Several new reports suggested that Maj. Nidal Malik Hasan saw a deployment to Iraq as his "worst nightmare" and recounted how he had treated victims of combat-related stress and was upset about the war. He began having second thoughts about a military career a few years ago after other soldiers harassed him for being a Muslim.
Alluding to these reports Prof. Esposito pointed out that it apparently wasn't challenging enough to figure out an already complex puzzle:
(1) Why had this American-born psychiatrist, a serious, quiet, and reserved military officer, who joined the Army over his parents' initial objections in order to serve his country, made substantial efforts to get out of the military in recent years?
(2) What was the connection between reports that Hasan had been deeply affected by his work with veterans from the Iraq war and his refusal to accept the fact that he was to be deployed to Iraq?
(3) How serious and substantial were reports that post-9/11 harassment by colleagues over Hasan's Muslim name had contributed to his growing disaffection with and desire to get out of the military?
Did all of these factors push him over the edge psychologically or was his horrific act of mass murder more calculated? Instead, reports that Hasan was a practicing Muslim were seen as an immediate reason to focus on the "religious angle," Prof. Esposito lamented.

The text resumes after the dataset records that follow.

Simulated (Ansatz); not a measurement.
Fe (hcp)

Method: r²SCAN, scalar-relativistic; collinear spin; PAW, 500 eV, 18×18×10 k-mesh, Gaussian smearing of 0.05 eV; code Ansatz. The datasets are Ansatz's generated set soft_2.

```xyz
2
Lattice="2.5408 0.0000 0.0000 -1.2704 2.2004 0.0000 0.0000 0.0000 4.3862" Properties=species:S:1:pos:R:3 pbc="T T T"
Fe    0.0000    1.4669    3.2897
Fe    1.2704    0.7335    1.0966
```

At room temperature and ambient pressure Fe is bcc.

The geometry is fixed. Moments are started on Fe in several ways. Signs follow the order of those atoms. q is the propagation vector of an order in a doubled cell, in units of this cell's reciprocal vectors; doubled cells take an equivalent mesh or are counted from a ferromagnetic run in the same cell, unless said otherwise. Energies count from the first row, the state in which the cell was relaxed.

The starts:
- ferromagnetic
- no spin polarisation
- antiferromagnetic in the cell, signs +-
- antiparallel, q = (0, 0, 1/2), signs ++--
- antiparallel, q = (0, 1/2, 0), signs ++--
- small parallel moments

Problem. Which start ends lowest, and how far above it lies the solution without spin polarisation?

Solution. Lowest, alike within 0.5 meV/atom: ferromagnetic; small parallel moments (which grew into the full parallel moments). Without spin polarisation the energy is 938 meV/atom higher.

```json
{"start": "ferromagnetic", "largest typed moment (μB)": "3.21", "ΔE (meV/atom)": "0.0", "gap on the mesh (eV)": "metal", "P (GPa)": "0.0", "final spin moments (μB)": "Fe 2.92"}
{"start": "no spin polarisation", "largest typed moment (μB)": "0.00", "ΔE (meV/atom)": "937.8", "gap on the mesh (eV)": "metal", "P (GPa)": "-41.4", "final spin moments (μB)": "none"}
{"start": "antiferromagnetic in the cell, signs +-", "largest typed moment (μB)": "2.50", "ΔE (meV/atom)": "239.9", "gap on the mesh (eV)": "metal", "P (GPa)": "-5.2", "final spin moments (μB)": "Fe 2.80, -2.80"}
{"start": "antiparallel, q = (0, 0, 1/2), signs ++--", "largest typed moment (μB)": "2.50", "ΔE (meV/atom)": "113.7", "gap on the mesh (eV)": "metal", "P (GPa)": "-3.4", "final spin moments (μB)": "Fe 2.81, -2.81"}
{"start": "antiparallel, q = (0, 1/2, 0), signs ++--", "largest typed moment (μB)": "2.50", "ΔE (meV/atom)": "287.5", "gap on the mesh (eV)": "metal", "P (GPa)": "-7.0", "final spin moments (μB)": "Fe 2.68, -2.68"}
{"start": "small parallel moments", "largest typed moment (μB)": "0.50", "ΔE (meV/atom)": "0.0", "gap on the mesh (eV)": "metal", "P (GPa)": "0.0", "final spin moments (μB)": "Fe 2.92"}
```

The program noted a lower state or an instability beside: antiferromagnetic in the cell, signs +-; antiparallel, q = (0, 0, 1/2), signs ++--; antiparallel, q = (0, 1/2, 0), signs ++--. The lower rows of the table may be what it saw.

Susan Brooks Thistlethwaite, a senior fellow at the Center for American Progress, argues that trauma of war is contagious. "The stress of war damages beyond belief--years and years after serving in the military, troops can still be suffering from post-traumatic stress disorder. But one thing we may not have sufficiently appreciated is this contagion. Witnesses to violence, those who work with people who have experienced war directly, also can become severely traumatized.
As our thoughts go out to Fort Hood today, let us really see war in its ever widening effects and really count the cost, she argued.